Step 1: Draw a line segment BC=6cm and at point B draw an angle ABC=60°;.
Step 2: Cut AB=5cm and join AC so we obtain $$\angle$$ ABC.

Step 3: Draw a ray BX making an acute angle with BC on the side opposite to the A.

Step 4: Locate 4 points $$A_1,A_2,A_3$$and $$A_4$$ on the ray BX so that $$BA_1=A_1A_2=A_2A_3=A_3A_4$$.

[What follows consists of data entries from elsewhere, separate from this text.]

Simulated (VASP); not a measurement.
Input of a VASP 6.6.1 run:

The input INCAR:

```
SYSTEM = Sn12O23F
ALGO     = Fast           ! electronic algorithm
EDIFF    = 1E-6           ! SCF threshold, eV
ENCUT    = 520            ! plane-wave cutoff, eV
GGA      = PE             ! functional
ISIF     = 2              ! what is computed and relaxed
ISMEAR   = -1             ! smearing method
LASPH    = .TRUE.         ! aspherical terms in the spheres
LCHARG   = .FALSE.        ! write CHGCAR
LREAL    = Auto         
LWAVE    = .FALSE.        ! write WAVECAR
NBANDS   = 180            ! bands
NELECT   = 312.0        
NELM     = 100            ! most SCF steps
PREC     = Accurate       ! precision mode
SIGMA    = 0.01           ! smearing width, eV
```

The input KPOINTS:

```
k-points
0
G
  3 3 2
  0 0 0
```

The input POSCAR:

Step 5: Join $$A_4$$ to C.

Step 6: At $$A_3$$, draw $$A_3C’ || A_4C$$, where C’ is a point on the line segment BC.

Step 7: At C’, draw C’A’ || CA, where A’ is a point on the line segment BA.

$$\therefore \triangle$$ A’BC’ is the required triangle.

JUSTIFICATION:

In $$ΔA’BC’ and ΔABC$$,

$$A’C’ ∥AC$$

$$\frac{A’B}{AB}=\frac{BC’}{BC}$$ (By the basic proportionality Theorem)...(i)

In $$ΔBA_3C’ and ΔA_4C$$,

$$A_3C’ ∥A_4C$$

$$\frac{BC’}{BC}=\frac{BA_3}{BA_4}=\frac{3}4$$ (By the Basic Proportionality Theorem)

$$∴\frac{BC’}{BC}=\frac{3}4$$ …........(ii)

From(i) and (ii), we get

$$\frac{A’B}{AB}=\frac{3}4 \Rightarrow A’B=\frac{3}4 AB$$

$$\therefore$$ Sides of the new triangle formed are $$\frac{3}{4}$$ times the corresponding sides of the first triangle.